It was hardly a good National Holiday to begin with: Beijing was soaked in rain, a gray sky looming low on a wet capital. It was made even worse for Chinese policymakers by Hong Kong’s present to the motherland: the biggest protest to challenge the central government since the days of Tiananmen.
Not many people would know about it though: little information has been allowed to filter through the ‘great firewall,’ as China’s online censorship system is called. As usual, Facebook, Twitter and YouTube were down, but for the occasion Instagram was blocked, too. Photographs of protesters holding banners and being tear-gassed in downtown Hong Kong would have ruined the patriotic mood – or they might have stirred sympathy, which is likely why the photo-sharing platform was shut down.

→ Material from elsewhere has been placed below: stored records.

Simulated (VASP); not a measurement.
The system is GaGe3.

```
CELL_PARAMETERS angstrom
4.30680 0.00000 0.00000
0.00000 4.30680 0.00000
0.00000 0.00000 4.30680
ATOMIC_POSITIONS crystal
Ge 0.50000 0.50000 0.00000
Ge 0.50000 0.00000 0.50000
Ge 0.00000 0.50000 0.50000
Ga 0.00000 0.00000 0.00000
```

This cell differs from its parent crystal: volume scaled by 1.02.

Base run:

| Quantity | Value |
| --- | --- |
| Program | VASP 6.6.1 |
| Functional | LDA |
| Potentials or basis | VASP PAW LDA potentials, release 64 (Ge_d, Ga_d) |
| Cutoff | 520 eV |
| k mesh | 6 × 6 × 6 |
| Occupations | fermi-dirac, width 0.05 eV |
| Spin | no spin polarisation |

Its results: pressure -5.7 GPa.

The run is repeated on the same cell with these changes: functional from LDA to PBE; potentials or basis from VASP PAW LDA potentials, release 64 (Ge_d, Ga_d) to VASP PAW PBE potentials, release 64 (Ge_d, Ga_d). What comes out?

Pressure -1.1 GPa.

Chinese social media have faced a sharp hike in controls. According to Weiboscope, a project which monitors censorship and is supported by the University of Hong Kong, the number of Weibo posts which were deleted increased five-fold over last weekend. The South China Morning Post (SCMP) quoted Dr. Fu King-wa, the professor responsible for the project, as saying that “you can see that the keywords [in censored posts] such as ‘police’, ‘justice’, they are all linked to protest in Hong Kong.”
A timeline provided by the South China Morning Post shows that last Saturday the number of inaccessible posts tripled to 98 and the following day about 152 posts per 10,000 messages were deleted, or “about five times the preceding week’s average.” The paper also reported that the access to posts with the hashtag ‘Hong Kong’ was blocked on Monday and “later removed from its [Weibo’s] rankings.”
Meanwhile, official papers have kept an eerie silence. By simply looking at the front pages, you would hardly guess what is going on. As of October 2, the People’s Daily’s Chinese version – which on the previous day had published an editorial about the topic – did not report the trouble brewing in the former colony. The city was only mentioned in one article referring to the customary flag raising ceremony on October 1: “the Hong Kong Special Administrative Region held a flag raising ceremony at the Golden Bauhinia Square in Wan Chai this morning,” wrote the Party’s mouthpiece, adding that “many Hong Kong citizens made special trips to go there to see the flag-raising, (they) believe that Hong Kong’s tomorrow will be better.”
The English version of the paper, too, steered clear of sensitive subjects. It touched on Hong Kong, but just to report the city’s current – and embattled – Chief, C Y Leung, as saying that “Hong Kong must capitalize on the combined advantages of ‘One Country’ and ‘Two Systems’” formula.
China Daily did report that protests were taking place, but just to quote Mr. Leung, who urged protesters to “to end the protest immediately.”
On the Global Times’ English website, top news included “Suicide blast hits Afghan army bus in Kabul, killing 4,” “Deadly blasts rock Syria amid military showdown,” “Beijing receives record number of tourists on National Day” and “UN chief slams deadly bombing attacks in Syria,” among others. No trace of Hong Kong. Only the editorial page showed two articles criticizing the Occupy Central movement because ‘it adds merely noise’ and because the ‘street movement ruins Hong Kong image.’
The tightening of the news flow into and inside the motherland certainly underscores the authorities’ desire to keep the protests in Hong Kong firmly contained there. Reports of the crisis could also imply a loss of face for the government: the answer one often gets when talking about former leader Deng Xiaoping is that one of the great things he did – along with making China richer and improving education – is that he took Hong Kong and Macau back from the British and the Portuguese, respectively. But what would people make of the images coming out of Hong Kong now, as the people protest against the same institution that has welcomed them back to the mainland?